Oil prices rose this morning to stand above 134 dollars a barrel as traders digested a warning from the International Energy Agency that soaring crude costs would dampen oil demand growth in 2008.
New York's main oil futures contract, light sweet crude for July delivery, won 30 cents to 134.65 dollars per barrel.
The contract had surged to a lifetime high of 139.12 dollars last Friday, when it won a record-busting 10.75 dollars in just one day's trade.
Elsewhere today, Brent North Sea crude for July delivery added 30 cents to reach 134.21 dollars, after hitting an historic peak of 138.12 last Friday.
"Oil prices were fairly flat (on Tuesday) ... after the IEA cut their demand growth forecast for the fifth consecutive month," said analyst Nimit Khamar at the Sucden brokerage in London.
"However the impact of the reduction was offset by their expectations for slower supply growth."
The Paris-based IEA said it now expected global oil demand to average 86.8 million barrels per day this year, or 80,000 barrels per day below its estimate last month.
"The IEA cut demand growth by 80,000 barrels a day from last month's forecast, to its lowest growth level since 2002 amid the slowdown in the US economy and as a result of reduced fuel subsidies in some Asian economies," added Khamar.
"However, this reduction in oil demand was overshadowed by IEA's reduced forecasts for non-OPEC growth to 455,000 barrels per day, down from their previous forecast of 680,000 barrels a day."

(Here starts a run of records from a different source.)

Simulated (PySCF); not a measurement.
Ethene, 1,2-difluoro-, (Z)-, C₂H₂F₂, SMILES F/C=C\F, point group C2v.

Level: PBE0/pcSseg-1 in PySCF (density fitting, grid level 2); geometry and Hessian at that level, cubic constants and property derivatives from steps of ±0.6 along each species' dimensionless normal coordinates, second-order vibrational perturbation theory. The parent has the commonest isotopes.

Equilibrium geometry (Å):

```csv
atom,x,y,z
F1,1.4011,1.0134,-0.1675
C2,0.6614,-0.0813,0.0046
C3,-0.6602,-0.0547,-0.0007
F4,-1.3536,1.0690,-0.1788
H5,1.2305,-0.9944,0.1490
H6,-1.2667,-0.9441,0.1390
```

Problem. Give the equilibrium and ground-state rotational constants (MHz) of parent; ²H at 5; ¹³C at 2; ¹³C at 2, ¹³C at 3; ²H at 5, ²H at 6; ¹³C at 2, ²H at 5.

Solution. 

The IEA, the oil market watchdog for industrialised countries, also sent a strong message to reassure markets that it would release strategic oil stocks if supplies were disrupted by tension, or an eventual attack, over Iran's nuclear programme.
However, the price surge last week to almost 140 dollars per barrel "is not just about geopolitical risks -- the supply situation remains tight," the IEA said, signalling it was uncertain about how supply and demand will play out in the next six months.